There’s a reason many Rosedale families can’t imagine Saturday morning brunch without one of Patachou’s legendary almond croissants: the pastry is flaky and delectably buttery, with a rich almond-filled centre and flakes of nut sprinkled on top. The house-made jams and preserves also shine: the deep red plum variety is good on toast but should really be eaten out of the jar with a spoon.

1120 Yonge St., 416-927-1105.

(Image: Jamie Hogge) 

AT Design Group

Wedding and shower guests come to this cute-as-can-be gift shop for Jonathan Adler tableware and serving pieces from New York artist Michael Aram’s pod collection. The French carafe and glass set ($40) is often picked up in multiples by shoppers stocking up on hostess gifts.

5 Macpherson Ave., 416-323-0323.

M Beauty Boutique

Rejuvenation and privacy are the priorities at Marilyn Sang’s intimate spa. News of her facials (the collagen-boosting light pulsation treatment, $180, has a loyal following) travels by word of mouth from happy customers who prize the one-on-one experience with Sang, a former Holt Renfrew skin care expert. By appointment only.
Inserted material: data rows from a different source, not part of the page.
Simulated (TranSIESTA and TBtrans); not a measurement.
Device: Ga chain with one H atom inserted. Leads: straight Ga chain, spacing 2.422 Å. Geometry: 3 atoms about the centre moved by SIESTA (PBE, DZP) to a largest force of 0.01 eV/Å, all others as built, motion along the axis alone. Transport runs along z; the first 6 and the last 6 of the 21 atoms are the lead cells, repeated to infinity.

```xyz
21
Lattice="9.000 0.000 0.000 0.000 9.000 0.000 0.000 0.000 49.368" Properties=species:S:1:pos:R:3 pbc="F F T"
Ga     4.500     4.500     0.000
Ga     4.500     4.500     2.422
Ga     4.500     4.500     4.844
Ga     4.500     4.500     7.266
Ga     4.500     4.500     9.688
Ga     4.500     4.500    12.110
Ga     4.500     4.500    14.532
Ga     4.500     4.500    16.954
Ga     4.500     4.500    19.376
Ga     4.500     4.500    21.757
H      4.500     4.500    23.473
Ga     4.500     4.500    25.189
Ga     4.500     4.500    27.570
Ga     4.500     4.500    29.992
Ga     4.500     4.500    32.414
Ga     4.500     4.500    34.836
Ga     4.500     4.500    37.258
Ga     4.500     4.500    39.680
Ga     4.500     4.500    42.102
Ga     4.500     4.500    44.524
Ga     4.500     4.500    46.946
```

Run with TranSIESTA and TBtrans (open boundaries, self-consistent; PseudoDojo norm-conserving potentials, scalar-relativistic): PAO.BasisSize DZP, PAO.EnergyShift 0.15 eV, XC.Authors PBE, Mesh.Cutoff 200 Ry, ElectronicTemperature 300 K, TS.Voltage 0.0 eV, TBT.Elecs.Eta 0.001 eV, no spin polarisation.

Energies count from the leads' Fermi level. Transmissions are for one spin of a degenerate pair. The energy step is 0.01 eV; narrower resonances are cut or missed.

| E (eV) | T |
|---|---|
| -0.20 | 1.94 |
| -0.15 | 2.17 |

1134 Yonge St., 416-972-7546.

(Image: Jenna Marie Wakani) 
(Image: Emma McIntyre) 

Petite Thuet

The Yonge Street outpost of chef Marc Thuet’s bakery chain is chock full of temptations: brightly coloured macarons, chocolate beignets, loaves of brioche, tarts and some of the best croissants around. Wild raspberry jam, at $33 for a 250 mL jar, is possibly the city’s priciest preserve, but it’ll garner you points with a discerning host. Sandwiches offer much better value: the turkey, for example, comes with brie, apricot jam, and slices of oven-roasted white meat piled generously between two thick pieces of Thuet’s hearty multi-grain bread.

1162 Yonge St., 416-924‑2777.

Rosedale Diner

Restaurant Makeover replaced the kitschy decor with a more sedate vibe about six years ago, yet this 32-year-old diner is still all about regulars—many mature Rosedalians included—enjoying comfort food. The menu jumps from Israel to France to Asia, but sometimes the simplest options are the best: handmade burgers served on pita bread.

1164 Yonge St., 416-923-3122.

(Image: Emma McIntyre) 

Pastis

A reservation is almost always necessary at this welcoming French bistro. Patrons from the neighbourhood fill the tables during the week, and visitors from farther-flung areas of the city stream in on weekends. Owner George Gurnon describes the cheerful decor as “chocolate and lemon,” but, he says, the emphasis here is on the food. Classic bistro fare, from chef Joyce Shim, is accented with a few welcome exceptions like fish and chips, veal scallopini and hand-cut tagliatelle.

1158 Yonge St., 416-928-2212.

(Image: Jenna Marie Wakani) 

(Image: Jamie Hogge) 

Boo Boo and Lefty

The imitation antique harvest table, antler chandelier and overstuffed linen-covered sofa are gorgeous, but the framed prints—charming botanicals, butterflies, birds and equestrian scenes—scattered throughout this home decor store are the real finds.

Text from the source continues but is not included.